Steve Baker MP: Accounting has never been so exciting!
There is a growing awareness that one of the main contributors – if not the main contributor – to the severity of the financial crisis was the system of accounting rules under which UK banks continue to operate. In particular, the culprit is the system of International Financial Reporting Standards (IFRS), an EU-sponsored regime which has applied to UK and Irish banks since 2005. It's something Howard Flight covered in Fixing the Accounting Botch here on ConHome and which I highlighted with a ten-minute rule bill, which appeared on the order paper for second reading on Friday.
The IFRS regime has required banks, amongst other things, to book unrealized gains (or losses) on certain items, leading to banks manufacturing fake profits based on dubious financial models and then paying bonuses and dividends out of those fake profits. Indeed, it may have led some banks to make distributions that were illegal through conflicting with existing UK companies law. It led to poor provisioning for expected losses; this allowed credit to be mispriced, with risky assets portrayed as safe until the crisis hit and the true risks (and losses) involved were revealed.
The net result was that accounts compiled on this basis were deemed to be true and fair, precisely because they complied with these accounting standards, despite the fact that they were unreliable, imprudent and lacking economic substance. These rules created fake profits and fake capital, misleading stakeholders – shareholders, the Bank of England, the FSA and everyone else, even the banks themselves – about the banks’ true financial positions.
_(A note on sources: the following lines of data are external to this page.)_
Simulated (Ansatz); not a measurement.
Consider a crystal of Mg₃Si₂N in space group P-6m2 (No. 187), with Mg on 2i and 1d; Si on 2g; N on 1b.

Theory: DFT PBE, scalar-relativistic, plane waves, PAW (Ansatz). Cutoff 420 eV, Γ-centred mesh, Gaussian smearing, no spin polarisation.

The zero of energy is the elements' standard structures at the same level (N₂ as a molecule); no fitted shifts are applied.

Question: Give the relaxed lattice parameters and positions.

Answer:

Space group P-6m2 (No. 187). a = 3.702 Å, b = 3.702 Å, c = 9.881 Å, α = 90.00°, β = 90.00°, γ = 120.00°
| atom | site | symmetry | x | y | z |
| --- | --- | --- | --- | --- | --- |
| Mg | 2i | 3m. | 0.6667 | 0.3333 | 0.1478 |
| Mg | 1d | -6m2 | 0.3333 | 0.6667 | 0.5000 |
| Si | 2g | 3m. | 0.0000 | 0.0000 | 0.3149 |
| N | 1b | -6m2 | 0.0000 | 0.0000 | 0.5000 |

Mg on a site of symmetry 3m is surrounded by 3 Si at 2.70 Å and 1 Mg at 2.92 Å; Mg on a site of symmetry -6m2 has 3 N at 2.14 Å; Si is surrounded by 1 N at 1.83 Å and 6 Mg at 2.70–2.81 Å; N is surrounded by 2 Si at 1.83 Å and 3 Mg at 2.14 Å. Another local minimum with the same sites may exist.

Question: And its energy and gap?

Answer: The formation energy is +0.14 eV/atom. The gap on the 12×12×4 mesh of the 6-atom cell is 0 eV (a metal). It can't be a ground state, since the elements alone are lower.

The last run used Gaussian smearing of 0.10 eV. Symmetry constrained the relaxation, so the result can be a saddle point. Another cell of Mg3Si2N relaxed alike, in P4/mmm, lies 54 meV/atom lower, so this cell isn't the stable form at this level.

IFRS led banks to appear to be profitable and well capitalized, when in fact they were unprofitable and rapidly devouring their own capital. When the crisis hit, our hitherto apparently healthy banks were then revealed to be bust, and the taxpayer was dragooned in to prop them up.
It appears that the severity of the crisis was greater in Ireland and the UK because they had rolled out IFRS more fully than elsewhere in the EU: the footprint of IFRS and the footprint of the crisis were suspiciously similar. That suggests the former is a major contributor to the latter. Indeed, since Ireland follows UK accountancy rules, it also means that the UK implementation of IFRS will have been a major contributor to the severity of the crisis in Ireland.
Nor does it help that these rules are incomprehensible, even to experts. In fact, the Chairman of the IASB (the IFRS rule-setting authority) is on record as saying that if you think you understand IAS 39 - the relevant accounting standard - then you haven’t read it properly. Such an assessment of the IFRS rules by the person principally responsible for them makes any attempt at satire redundant.
Accounts derived on this basis provide a perfect smokescreen behind which bankers can plunder the banks, aided and abetted by the large accountancy firms, legitimised by flawed international rules and now at taxpayer expense.
Yet a market economy cannot function if banks’ and other firms' accounts give us no reliable indication of financial health. We still have no idea how weak our banks really are: all we know for sure is that their accounts give an over-optimistic view of their finances. The slightest shock could bring the whole house of cards crashing down, again.
So I was sorry that my Bill to introduce parallel prudent accounting in line with UK companies law could not have a hearing on Friday. As ever, there were more private member's bills than time allowed. Hopefully, the Government is paying close attention to this issue: the penalty for ignoring it could be catastrophe.
Accounting has never been so exciting.